Interview to Aminatu Haidar, the most notorious human rights and pro-saharawi activist in Morocco
By: Karlos Zurutuza / Source: Gara / Rebelion.org / The Dawn / September, 2015
It seems like yesterday when we saw [human rights and pro-saharawi activist] Aminatu Haidar put the Moroccan king in check with a 32-day hunger strike. We remember her in the Lanzarote airport, sheltered by friends and family and surrounded by a legion of journalists who broadcast her message to the world: that the Saharaui people exist, and are suffering under the occupation of Morocco.
Five years later, Aminatu Haidar appoints us at 12pm at her home in Laayoune, in occupied Western Sahara. This is one of the places most closely watched by the Moroccan police, but police presence appears to be reduced at this time of night. After the greeting, we asked about her health, a question that, in her case, is more than mere courtesy.
“I have chronic stomach problems from the hunger strike, but I control them” explains the activist, downplaying the importance of sequels that add up to the ones caused by the years spent in Moroccan jails.
Haidar answers to our questions in an almost perfect Castilian, resorting to French occasionally in case we have any trouble understanding. We did not have any.
Five years have passed since your hunger strike. Has there een any improvement regarding the human rights situation of your people?
It is still not a priority on the international agenda and we have a long way to go. However, I think the situation of human rights in Western Sahara has begun to become visible. The international community seems to be much more sensitive and now we can find some news about the topic in specific media outlets, something that had never happened before.
Among other factors, I believe that the involvement of the African Union has been fundamental, but I guess that’s what comes with being a signatory member of the peace plan. We have also perceived that even the US is more interested in the issue of human rights violations in our country and the international community is beginning to openly denounce both the constant violations of our rights and the systematic plundering of our natural resources (mainly phosphates, sand and fishing). The latest report of Ban Ki-moon (UN Secretary General) has also been a boost to the Saharawi cause because it is a factor of pressure on Morocco, in the capital Rabat, and his partners to respect our people and end the plundering of our land. I like to think that all of this will contribute to a solution to the conflict.

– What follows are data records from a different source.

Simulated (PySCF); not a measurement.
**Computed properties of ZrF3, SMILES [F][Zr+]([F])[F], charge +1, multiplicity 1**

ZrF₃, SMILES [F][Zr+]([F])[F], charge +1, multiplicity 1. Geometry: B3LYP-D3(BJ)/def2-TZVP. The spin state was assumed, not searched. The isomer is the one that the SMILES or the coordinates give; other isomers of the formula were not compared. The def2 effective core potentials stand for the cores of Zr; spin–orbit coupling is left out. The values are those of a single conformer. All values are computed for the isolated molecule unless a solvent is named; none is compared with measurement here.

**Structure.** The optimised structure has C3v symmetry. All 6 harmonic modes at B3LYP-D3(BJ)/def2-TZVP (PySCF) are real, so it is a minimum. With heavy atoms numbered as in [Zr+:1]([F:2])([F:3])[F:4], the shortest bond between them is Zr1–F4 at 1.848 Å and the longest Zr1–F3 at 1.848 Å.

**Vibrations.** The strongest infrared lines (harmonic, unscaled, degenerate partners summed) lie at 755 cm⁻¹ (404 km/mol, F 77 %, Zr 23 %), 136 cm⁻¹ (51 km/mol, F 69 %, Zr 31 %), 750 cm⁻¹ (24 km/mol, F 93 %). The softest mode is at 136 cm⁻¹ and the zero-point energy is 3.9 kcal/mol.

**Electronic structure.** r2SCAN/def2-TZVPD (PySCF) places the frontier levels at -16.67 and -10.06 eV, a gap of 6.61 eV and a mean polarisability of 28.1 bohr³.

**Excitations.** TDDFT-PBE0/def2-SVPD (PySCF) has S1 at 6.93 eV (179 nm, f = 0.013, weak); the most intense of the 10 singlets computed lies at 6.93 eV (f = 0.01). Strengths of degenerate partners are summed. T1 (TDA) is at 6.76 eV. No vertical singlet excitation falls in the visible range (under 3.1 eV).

A solution to a conflict in a particularly turbulent area of the world, especially since the beginning of the uprisings in North Africa and the Middle East in 2011.
The focus is centered on the countries at war, but, whatever triggers it, what is undeniable is the frustration of the youth. In the case of the Sahrawis, they are doomed to exclusion and lack of opportunity in a country —Morocco— which gives preference to the settlers in all areas of our society. We are talking about a planned and systematic marginalization, ranging from the lack of jobs and opportunities to emerge from poverty, to the use of drugs as a weapon of control. Drug dealers sell to the younger ones, even children, in broad daylight and in any public space, without police intervention. And as you have seen for yourselves, the police is omnipresent in Laayoune.
In a report dated last May, Amnesty International denounced several cases of minors who had been tortured by Moroccan security forces. Is there a campaign against this sector of the population?
Certainly, especially in those neighborhoods in Laayoune where population is predominantly Saharawi and there is a strong dissident movement. We speak of a meticulously planned campaign to tackle the root of the independentist movement. Unfortunately, all of this adds to the collective suffering of our people; every family has sequels, both physical and psychological. This is a very deep wound in the heart of every Sahrawi that will take time to heal.
The United Nations Mission for the Referendum in Western Sahara (MINURSO) does not seem to live up to its name. Do you consider their presence in the territory justified?
The MINURSO was established in 1991 with the mission of facilitating the holding of a referendum and to protect the Saharawi people, but it has not complied with any of the two goals. During the early years, people smiled when he saw their cars on our streets, but nowadays they are seen as vehicles of the Moroccan government. And there are repeated cases of corruption among the mission, which only increases distrust of the Saharawi people. The only upside is that their presence serves to remind Rabat and the rest of the world that Morocco is an occupying power and that the United Nations still does not recognize our country as an integral part of Morocco.
Have the Spanish and French states taken any responsibility as former colonial powers?
Not for the moment. In reality, both are among the most responsible for our situation. Spain withdrew before completing the process of decolonization, and apart from not having been involved in protecting the Saharawis, it also remains a faithful ally to Rabat. However, I must stress the tremendous gap between the Spanish people and their government. We continue to receive a lot of solidarity from citizens and I know they are angry with the position of their Government in our conflict.
France is the greatest obstacle, since it is a permanent member of the Security Council and plays a key role in exercising its right to veto or hinder any favorable decision by forcing alliances between the other members. However, I believe that the current government is more sensitized to human rights issues. I hope that both Paris and Madrid play their role in maintaining peace in the Maghreb, where the phenomenon of terrorism is growing inexorably. I would be wrong, but, for now, don’t see the will of any of the two parties.
What can unlock a conflict that has lasted for forty years?
The international community must put pressure on Morocco urgently and through all means at its disposal to force Rabat to respect human rights and ensure a decent life for the Saharawi people. We must also respect the right of self-determination of the Saharawi people for them to be master of his own destiny.
Between repression and recognition
Aminatu Haidar was born in 1966 in Tata, a Moroccan town on the northern border with Western Sahara, but mostly Saharawi. Nowadays she is the most recognized activist for the human rights of the Saharawi people, both in her own country and internationally. Among her many awards are the Robert F. Kennedy Human Rights Award, awarded in 2008, the Civil Courage Prize from the Train Foundation (2009), and the Dolores Ibarruri Award (2010). Haidar has also been nominated for the Sakharov Prize by the European Parliament and for the Nobel Peace Prize in 2008.
Her activist career dates back to 1987 when, at the age of 21, Haidar took part in a peaceful demonstration demanding a referendum on independence. That first public appearance would take her to prison for four years, where she was tortured along with other activists.